Just how it is decided who will get the Oscar for Best Actor or Best Picture or Best Director, has always been as big a mystery to me as how the Pope was selected. Oh, I know, the Cardinals vote and The Academy votes, but who are the College of Cardinals and who is The Academy? And what goes on behind closed doors before the white smoke appears over St. Peter's or the envelope is ripped? Sure, Price-Waterhouse tabulates the results of the Awards voting and presumably God himself is the final arbiter in the Papal election, but it's all equally obscure to The Poet's Eye.

The Poet's Eye has noticed a distinct similarity between the Oscars, The Super Bowl, The Repub and Demo National Conventions, American Idol and the recent Inaugural Ceremonies. All are over-produced like rock concerts or passion plays or melodramas. They are all national church services. You can add NASCAR to that. Yes, they are all High Masses in that vulgar sanctuary that we call American Culture.

When NASCAR throws a revival in Daytona or Dallas, they draw a crowd of about 300,000 of the faithful, not counting the television congregation. That's bigger than the town I grew up in. NASCAR races are a spectacle of nationalism, technological religion and commercialism laced with blood sport, shiny loud machines emblazoned and decaled with twenty commercial emblems hurtling at 150 mph around an endless track. It's an advertisers dream.

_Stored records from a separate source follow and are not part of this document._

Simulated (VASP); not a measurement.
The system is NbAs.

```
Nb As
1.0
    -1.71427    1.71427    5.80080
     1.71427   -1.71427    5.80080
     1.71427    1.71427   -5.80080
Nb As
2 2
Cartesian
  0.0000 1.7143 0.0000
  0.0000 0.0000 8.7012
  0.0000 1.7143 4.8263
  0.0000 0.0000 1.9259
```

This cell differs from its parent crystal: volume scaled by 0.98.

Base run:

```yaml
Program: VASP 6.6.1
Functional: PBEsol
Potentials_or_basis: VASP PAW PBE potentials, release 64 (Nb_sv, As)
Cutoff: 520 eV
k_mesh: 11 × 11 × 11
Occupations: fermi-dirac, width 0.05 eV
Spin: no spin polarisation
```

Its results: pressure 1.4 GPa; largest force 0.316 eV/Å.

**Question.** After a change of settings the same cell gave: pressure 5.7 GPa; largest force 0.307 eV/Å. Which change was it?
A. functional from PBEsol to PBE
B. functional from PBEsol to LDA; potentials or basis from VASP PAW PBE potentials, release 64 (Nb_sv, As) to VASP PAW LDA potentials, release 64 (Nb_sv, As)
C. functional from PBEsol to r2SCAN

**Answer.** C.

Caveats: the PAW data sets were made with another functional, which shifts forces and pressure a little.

When the Academy Awards or the Super Bowl are broadcast, they get forty or fifty million viewers. These are big church services. The collection plates in these churches are large and deep. A thirty second ad during the Academy Awards costs a million and a half bucks.

In his classic sci-fi novel Stranger in a Strange Land, Robert Heinlein describes the Fosterites. They are a commercial religion resembling the Mormons. They endorse products that are kosher to the church and have slot machines in the vestibule and dancing virgins resembling the Dallas Cowboys Cheerleaders. It's all eerily like what The Poet's Eye sees on television today.